After years of public and private parties’ joint struggle to criminalize sexual harassment acts in all their forms, and locations, the Lebanese Parliament has passed yesterday a law that aims at criminalizing sexual harassment, and rehabilitating its victims. This step has furnished Lebanon for the first time with a law that punishes the perpetrators of sexual harassment and ensures protection and support for its victims.
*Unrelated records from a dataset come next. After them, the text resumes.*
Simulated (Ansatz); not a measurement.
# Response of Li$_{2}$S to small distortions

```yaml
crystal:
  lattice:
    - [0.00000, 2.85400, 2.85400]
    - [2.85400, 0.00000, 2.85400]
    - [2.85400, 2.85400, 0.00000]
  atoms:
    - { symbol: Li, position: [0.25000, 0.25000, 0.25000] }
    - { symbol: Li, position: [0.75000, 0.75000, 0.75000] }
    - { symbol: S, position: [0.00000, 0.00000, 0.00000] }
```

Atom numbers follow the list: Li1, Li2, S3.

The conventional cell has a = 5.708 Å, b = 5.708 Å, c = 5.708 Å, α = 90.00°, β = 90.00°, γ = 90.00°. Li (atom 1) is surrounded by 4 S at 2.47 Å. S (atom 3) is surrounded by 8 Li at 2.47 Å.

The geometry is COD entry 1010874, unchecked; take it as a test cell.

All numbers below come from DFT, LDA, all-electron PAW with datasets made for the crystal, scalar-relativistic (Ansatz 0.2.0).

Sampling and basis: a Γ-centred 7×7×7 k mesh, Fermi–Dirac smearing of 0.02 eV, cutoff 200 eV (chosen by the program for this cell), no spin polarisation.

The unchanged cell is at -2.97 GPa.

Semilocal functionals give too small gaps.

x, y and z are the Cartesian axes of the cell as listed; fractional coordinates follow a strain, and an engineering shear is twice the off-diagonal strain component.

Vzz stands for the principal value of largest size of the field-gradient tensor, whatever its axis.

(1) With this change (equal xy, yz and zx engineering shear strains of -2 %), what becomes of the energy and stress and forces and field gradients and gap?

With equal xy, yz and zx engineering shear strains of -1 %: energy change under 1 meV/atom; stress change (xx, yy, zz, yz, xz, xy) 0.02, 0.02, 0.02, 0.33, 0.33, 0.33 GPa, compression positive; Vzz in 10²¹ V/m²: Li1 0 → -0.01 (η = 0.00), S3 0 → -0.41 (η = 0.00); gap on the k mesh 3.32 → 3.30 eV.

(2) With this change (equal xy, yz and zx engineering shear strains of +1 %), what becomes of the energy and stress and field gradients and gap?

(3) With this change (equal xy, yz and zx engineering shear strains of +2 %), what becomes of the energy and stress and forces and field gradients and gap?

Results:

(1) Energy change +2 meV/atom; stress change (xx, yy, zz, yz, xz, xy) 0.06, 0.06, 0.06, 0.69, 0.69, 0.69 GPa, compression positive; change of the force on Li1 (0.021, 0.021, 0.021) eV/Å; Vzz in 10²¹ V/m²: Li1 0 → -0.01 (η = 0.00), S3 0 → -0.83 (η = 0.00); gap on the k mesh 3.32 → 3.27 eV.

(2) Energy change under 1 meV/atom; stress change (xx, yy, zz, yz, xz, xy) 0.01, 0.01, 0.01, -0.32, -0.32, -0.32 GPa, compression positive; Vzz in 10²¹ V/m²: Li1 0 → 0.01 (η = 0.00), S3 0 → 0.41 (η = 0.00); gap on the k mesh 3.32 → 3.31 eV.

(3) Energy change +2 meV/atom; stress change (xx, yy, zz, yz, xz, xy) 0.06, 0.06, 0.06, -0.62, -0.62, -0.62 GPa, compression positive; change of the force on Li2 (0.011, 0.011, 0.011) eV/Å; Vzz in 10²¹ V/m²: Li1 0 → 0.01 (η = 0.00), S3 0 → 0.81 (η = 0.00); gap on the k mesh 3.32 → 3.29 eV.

Last March, the National Commission for Lebanese Women (NCLW) had presented to the head of the Parliamentary Committee of Administration and Justice, MP George EDWANE, a text combining proposed draft laws, that criminalize sexual harassment. The said draft laws had been presented to the relevant parliamentary committees, in collaboration with KIP project at the Center for Inclusive Business and Leadership for Women (CIBL) , affiliated to the Suleiman Olayan School of Business ( AUB), and the Mashrek Gender Facility- a program supported by the World Bank, and financed by the Canadian and Norwegian governments. The President of the National Commission for Lebanese Women (NCLW), Mrs. Claudine Aoun Roukoz, and some NCLW members have also participated in the various meetings of the two parliamentary committees, the Sub-Committee and the Committee for Administration and Justice, appointed to discuss the draft law that aims to criminalize sexual harassment and rehabilitate its victims. Recently, a consensus was reached over the final version of the said draft law which combines and includes legislative texts already prepared by MP Dr Inaya Ez El Dine, NCLW, and the Ministry of Justice.
NCLW seizes this opportunity to extend its thanks to all those who have contributed to or advocated for the adoption of this law, i.e. MP Dr. Inaya Ezz El Dine, the Ministry of Justice, the State Ministry for the Economic Empowerment of Women, former MP Lawyer Ghassan Mokheyber, as well as representatives of Mashrek Gender Facility, CSOs, and representatives of AUB KIP program.
NCLW will continue to advocate adding articles to the Labour Law in order to ensure a sound working environment, and provide effective mechanisms for the application of the Sexual Harassment and Victim Rehabilitation Law.